# Utah game in Vegas



## Riverrat77 (Sep 7, 2007)

Anyone else going? Our good friends that are season ticket holders had a couple people bail on game tickets so they offered them to us. Room is already taken care of etc, so we're going down to hang out and watch some football. Staying at the MGM, driving down tomorrow afternoon... should be a good time. Folks are accusing me of becoming a Ute fan.... I just tell em I like college football so it wouldn't matter if it was Idaho State, I'd probably still go. :wink:


----------



## jahan (Sep 7, 2007)

Man that sounds like fun!


----------



## GaryFish (Sep 7, 2007)

Have fun and enjoy the game. Sam Boyd Stadium is a POS. Just crappy production quality of games there. But the utahutes will roll all over UNLV. I look for them to win by 3 TDs.


----------



## orvis1 (Sep 7, 2007)

GaryFish said:


> Have fun and enjoy the game. Sam Boyd Stadium is a POS. Just crappy production quality of games there. But the utahutes will roll all over UNLV. I look for them to win by 3 TDs.


Crappy for football games but a great stadium for monster trucks!


----------



## hyperduc (Sep 18, 2009)

I have to second the stadium is bad sentiment, picture a live game ran as poorly as a MTN network broadcast.


----------



## Riverrat77 (Sep 7, 2007)

GaryFish said:


> Have fun and enjoy the game. Sam Boyd Stadium is a POS. Just crappy production quality of games there. But the utahutes will roll all over UNLV. I look for them to win by 3 TDs.
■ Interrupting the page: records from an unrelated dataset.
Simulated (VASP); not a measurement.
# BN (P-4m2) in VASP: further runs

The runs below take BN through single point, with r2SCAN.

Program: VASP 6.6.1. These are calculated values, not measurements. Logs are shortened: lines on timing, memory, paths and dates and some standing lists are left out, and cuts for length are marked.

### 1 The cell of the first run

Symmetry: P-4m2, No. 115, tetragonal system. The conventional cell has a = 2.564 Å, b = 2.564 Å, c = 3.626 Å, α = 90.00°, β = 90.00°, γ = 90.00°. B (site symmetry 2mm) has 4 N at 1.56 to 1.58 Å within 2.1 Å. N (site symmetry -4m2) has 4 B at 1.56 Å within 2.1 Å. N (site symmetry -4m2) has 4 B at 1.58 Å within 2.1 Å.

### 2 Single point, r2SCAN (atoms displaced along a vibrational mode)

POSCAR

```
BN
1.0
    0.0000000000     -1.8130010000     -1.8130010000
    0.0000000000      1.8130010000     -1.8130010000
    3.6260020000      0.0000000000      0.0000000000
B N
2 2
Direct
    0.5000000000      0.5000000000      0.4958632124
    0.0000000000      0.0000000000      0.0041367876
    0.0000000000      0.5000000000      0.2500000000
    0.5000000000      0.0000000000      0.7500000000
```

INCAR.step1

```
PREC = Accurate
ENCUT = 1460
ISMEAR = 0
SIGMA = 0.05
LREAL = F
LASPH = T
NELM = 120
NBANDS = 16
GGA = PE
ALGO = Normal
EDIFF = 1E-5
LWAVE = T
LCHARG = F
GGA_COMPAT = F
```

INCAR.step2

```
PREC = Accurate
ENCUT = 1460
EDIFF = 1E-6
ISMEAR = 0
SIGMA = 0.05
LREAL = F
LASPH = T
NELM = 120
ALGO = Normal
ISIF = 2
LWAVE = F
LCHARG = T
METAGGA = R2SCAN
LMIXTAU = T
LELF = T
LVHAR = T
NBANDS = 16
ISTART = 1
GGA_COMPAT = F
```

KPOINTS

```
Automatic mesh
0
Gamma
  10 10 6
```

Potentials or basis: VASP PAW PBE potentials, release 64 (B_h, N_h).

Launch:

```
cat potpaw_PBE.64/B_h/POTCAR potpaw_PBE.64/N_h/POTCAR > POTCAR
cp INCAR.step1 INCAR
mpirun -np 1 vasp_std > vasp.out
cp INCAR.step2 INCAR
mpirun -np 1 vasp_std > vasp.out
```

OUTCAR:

What do you mean... POS? Is the stadium just crappy or are you talking just about how they run the games there? Can you actually buy alcohol at the stadium or is it on the campus so its a no-no? I'm excited to go see somewhere new and catch the game but also just excited because its been forever since we really went somewhere just for fun (the wife and I anyway). Should be a good time... We might stop in Cedar on the way home so Plotty.. we might be by to see you, if you're not in church. :wink:


----------



## GaryFish (Sep 7, 2007)

Riverrat77 said:


> What do you mean... POS? Is the stadium just crappy or are you talking just about how they run the games there?


Yes and yes. The stadium is pretty run down. Especially compared to the facilities at BYU and UofU. The game production is really bad - lighting, sound system, scoreboards, replays, etc.... As an entertainment event, it is very poor production quality. Either that, or I'm just used to how well things are done at BYU and UofU.

I think they sell beer there - I'm not sure. I don't drink so I haven't paid attention to that. But it is heck and gone from UNLV campus so I don't think that would be an issue. But the parking lot is WAY close - and there is a pretty good tailgating lot - at least there was for the Vegas Bowl last year so if you want to enjoy your beverage at your car, its not a far walk.


----------



## Riverrat77 (Sep 7, 2007)

Well, the game was pretty good.... see what you mean about the stadium Gary... but I kinda liked the whole back to the bench thing. I also liked the selling alcohol thing as well but it wound up in several Utah folks who CLEARLY couldn't handle higher grade alcohol getting escorted out of the stadium by the cops. Stupid thing was, there were more Utah fans than UNLV fans I'm pretty sure (or close to) so the Utah folks that got to leave were fighting with other Utah people... idiots. The place sure was way out in BFE for sure. I have had a great time with great folks on this trip though.... I'll for sure be coming down for the next one as well.


----------



## xxxxxxBirdDogger (Mar 7, 2008)

I like Sam Boyd Stadium for two reasons: first and foremost is the back on the bench thing. It's so nice not to have to carry in a stadium seat. Secondly, there's not a bad seat in the house! The highest seat in the place is like 25 rows closer than in Provo. I went to bowl games against Cal and Oregon and I really enjoyed both trips.


----------



## GaryFish (Sep 7, 2007)

That is true. All the benches have backs, and more legroom too than in LES or RES. Glad the utahutes won.


----------



## STEVO (Sep 13, 2007)

You lucky dog Riley. That would have been a awesome game to go to.


----------



## Riverrat77 (Sep 7, 2007)

STEVO said:


> You lucky dog Riley. That would have been a awesome game to go to.


I've got nice friends who know how much I love college football so they make sure I have every opportunity to go and watch Utah play if there is a spare ticket. They also make sure I get the full array of propaganda to try and turn me into a Utah fan.... which is kinda entertaining for all of us.


----------



## STEVO (Sep 13, 2007)

Riverrat77 said:


> STEVO said:
> 
> 
> > You lucky dog Riley. That would have been a awesome game to go to.
> ...


Tell them to keep at it. Some day you will come to your senses!!!! :mrgreen:


----------



## Riverrat77 (Sep 7, 2007)

STEVO said:


> Tell them to keep at it. Some day you will come to your senses!!!! :mrgreen:


 :lol: Oh, you know I'll pass that on. They'll be all about reminding me you said that too just to try and make their point.


----------